Page MenuHomePhabricator

Reference hash is not stable
Closed, InvalidPublic

Description

I've discovered in the RDF database that two references with the same data apparently have different hashes. Specifically, both: <http://www.wikidata.org/reference/004ec6fbee857649acdbdbad4f97b2c8571df97b> and <http://www.wikidata.org/reference/9a24f7c0208b05d6be97077d855671d1dfdbc0dd> have the same data:

<http://www.wikidata.org/prop/reference/P143>	<http://www.wikidata.org/entity/Q48183>

This should not happen. This may indicate change in the hashing calculation (which also should not happen).

Digging deeper into this, I've found that PropertyValueSnak's hash is calculated as:

		return sha1( serialize( $this ) );

I don't think it is a good idea, this does not guarantee property order and contains full names of the classes:

"C:41:\"Wikibase\\DataModel\\Snak\\PropertyValueSnak\":127:{a:2:{i:0;s:4:\"P143\";i:1;C:39:\"Wikibase\\DataModel\\Entity\\EntityIdValue\":50:{C:32:\"Wikibase\\DataModel\\Entity\\ItemId\":6:{Q48183}}}}"

Which means any time any class changes name (even name capitalization) or moves to different namespace, all hashes change. This may be happening to value hashes too.

We need to find a method of generating the IDs that is truly stable and does not change due to changes in class names, etc.

Event Timeline

Restricted Application added a subscriber: Aklapper. · View Herald Transcript

Currently the code produces 9a24f7c0208b05d6be97077d855671d1dfdbc0dd but somewhere in April it still produced the old value. Not sure what changed.

@Smalyshev after what we found yesterday, can this be closed?

Don't we still want to make the hash stable, at least for the future?

I see no good way to do that. I would rather get rid of it entirely, and use uuids.

thiemowmde subscribed.

I'm going to close this ticket for now because it is not actionable and there is nothing we can do for now, except breaking all hashes again, which is what this ticket actually aims to avoid.

The issue is not new. We are aware of this problem in the code for years now. We do have tests in place that make sure we are not breaking any hashes without at least noticing. Whenever there is a good reason to break one of these problematic hashes (which happened just a few weeks ago), we should (and will) try to get rid of hash calculations that are based on serialize(), and replace them with something much more stable.

Replacing hashes with GUIDs is, even if I support the idea, an even bigger breaking change. I don't see us doing this in the near future. What we will do is trying to avoid introducing new hashes, and use GUIDs instead. But I don't think we need a ticket for this.

I'm going to close this ticket for now because it is not actionable and there is nothing we can do for now, except breaking all hashes again, which is what this ticket actually aims to avoid.

I'd be OK with breaking the hashes one more time, if it's the last time. Because we *will* inevitably break them again, but that'd happen without notification, mess up the database and there would be no way to detect it, and no way to avoid it.

The issue is not new. We are aware of this problem in the code for years now.

And still not fixed. I'm not sure closing tickets for it is the best way to deal with it? If we have a problem, it should be documented as existing problem.
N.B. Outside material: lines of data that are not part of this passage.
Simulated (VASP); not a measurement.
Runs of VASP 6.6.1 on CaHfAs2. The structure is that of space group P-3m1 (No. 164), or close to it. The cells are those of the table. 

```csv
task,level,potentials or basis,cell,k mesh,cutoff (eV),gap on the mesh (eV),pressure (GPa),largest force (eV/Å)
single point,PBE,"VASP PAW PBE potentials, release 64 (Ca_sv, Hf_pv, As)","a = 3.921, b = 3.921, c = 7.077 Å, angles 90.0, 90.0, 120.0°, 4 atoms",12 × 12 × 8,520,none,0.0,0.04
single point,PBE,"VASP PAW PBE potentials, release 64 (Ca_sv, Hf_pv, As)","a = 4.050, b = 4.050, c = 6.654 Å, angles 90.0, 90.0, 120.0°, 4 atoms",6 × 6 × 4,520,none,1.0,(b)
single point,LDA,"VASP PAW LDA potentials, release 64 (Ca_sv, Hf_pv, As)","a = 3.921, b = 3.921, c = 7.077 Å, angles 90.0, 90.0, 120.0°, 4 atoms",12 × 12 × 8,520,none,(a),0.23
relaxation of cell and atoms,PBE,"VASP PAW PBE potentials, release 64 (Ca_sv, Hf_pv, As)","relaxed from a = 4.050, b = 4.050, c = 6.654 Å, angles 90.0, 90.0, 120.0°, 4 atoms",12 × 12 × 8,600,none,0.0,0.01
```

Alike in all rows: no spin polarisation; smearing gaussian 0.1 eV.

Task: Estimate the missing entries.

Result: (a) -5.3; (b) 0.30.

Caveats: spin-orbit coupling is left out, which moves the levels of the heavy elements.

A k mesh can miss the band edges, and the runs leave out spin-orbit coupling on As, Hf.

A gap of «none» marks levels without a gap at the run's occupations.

Replacing hashes with GUIDs is, even if I support the idea, an even bigger breaking change

Again, I don't mind one-time intentional breakage, if it prevents many accidental breakages in the future.

if it's the last time.

It will never be "the last time". Right now the PHP class names are actually the most stable element in the hash calculation. All other details in there are much more likely to change the hash. Absolute stability can only be achieved by replacing them with GUIDs.

that'd happen without notification […] if it prevents many accidental breakages in the future.

I don't know what you are talking about. As I already explained above we do have tests in place that make sure we are never changing hash calculations without being aware of it. "Accidental breakages" are just not possible.

Databases that store hashes for longer than a few hours and use them for lookups are actually badly designed. We are not supporting such use cases.

I don't know what you are talking about. As I already explained above we do have tests in place that make sure we are never changing hash calculations without being aware of it.

And yet, it recently changed without any announcement and I spent significant time trying to figure out why database is getting out of sync.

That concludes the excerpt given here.